“Are you the owner?” I often ask an excellent person at any of the many retail outlets I visit.
And the answer is most often “No.”
At the risk of over-sharing, I am a big Sorbet fan. I like the prices, the local products, the ethos of founder Ian Fuhr and the rewards.
After it hit town, I stopped going my other regular haunts.
The shops I frequent are fully black-run from top to toe – literally. The staff are well-trained and excellent. The managers understand complex systems and because it’s an outward facing sector, their customer relations are often excellent.
But the stores I visit are not black-owned because the franchise costs are too high. Many employees want to be owners. I know there are black-owned Sorbet stores, but it seems the exception rather than the rule.
Then, Nandos. My other favourite. Happiness comes in the shape of a quarter chicken, spicy rice, halloumi salad. Their advertising campaigns are saucier than their peri-peri and the chain’s legendary support of the arts make it my go-to spot for chicken and feel good. Again, the stores are completely black-managed, but not black-owned.
READ: Black industrialists – key players in government’s commitment to grow SA
I know that there are some black-owned Nandos outlets, but there could be more. South Africans eat chicken like Indians eat curry, and so the story is the same as Chicken Licken, Nandos, Mochachos and the myriad franchises where wings fly out of the door.
The retail home improvement industry is another example, as are coffee chains like Starbucks and Seattle Coffee.
For decades, the government has poured billions down the drain in state support for micro and small businesses that do not survive. State agencies sprouted like mushrooms to support the sector but they too often got mired in corruption and mismanagement to survive. And then they are shut down and new ones started in their stead.

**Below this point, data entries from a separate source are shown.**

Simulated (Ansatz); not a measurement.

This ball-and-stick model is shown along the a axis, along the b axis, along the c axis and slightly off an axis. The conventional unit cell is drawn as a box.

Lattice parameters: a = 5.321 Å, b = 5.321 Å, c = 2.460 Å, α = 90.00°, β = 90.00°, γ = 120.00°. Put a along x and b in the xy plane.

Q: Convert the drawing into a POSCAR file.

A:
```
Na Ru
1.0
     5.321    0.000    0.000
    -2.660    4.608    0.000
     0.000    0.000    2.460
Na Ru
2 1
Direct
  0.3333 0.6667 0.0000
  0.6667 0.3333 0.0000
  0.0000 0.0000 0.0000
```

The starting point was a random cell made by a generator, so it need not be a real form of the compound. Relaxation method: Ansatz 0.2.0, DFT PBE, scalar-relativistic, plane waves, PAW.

Every time I look, there’s a restructure of small business support agencies happening. How many millions of good Rands have been spent on the administration of the agencies the state’s created to support small business?
Government money wasted
There’s a thesis waiting to be done. The ANC runs a developmental state which means it places great store in state-led development of the small business sector, but its record of doing so efficiently well and successfully is extremely chequered.
I’m not a free market nut who thinks the state should have no business in business support. Japan, South Korea and other countries have shown that state support can have a catalytic and evolutionary impact on the economy.
Not here, though. Government wastes money on this. It would be much better for the government to support the excellent black managers who run so many excellent franchise stores to buy their own.
There is an existing franchise support system in place so it would cut out the enormous administrative costs of a government trying to build one to be run by government bureaucrats who haven’t run a business in their lives and who treat the agencies as extractive industries to give contracts to cronies.
READ: B-BBEE verification company has certificate suspended following Agrizzi testimony
Supporting franchises could be cheaper, more efficient and a way to get black business people over the capital barrier on which they often come unstuck. Wealth studies show that a key barrier to social mobility is an absence of capital to start a business.
Because members of the black middle-class are often supporters of extended family, capital runs up the generations rather than down. There is often no wealthy relative who can guarantee a loan to start a business or to provide the start-up capital to pay the franchise costs.
This is not an argument for black people to become franchise-owners only. But it is an area of proven skill and talent; of management depth, and it could be catalytic for black ownership in cities and towns.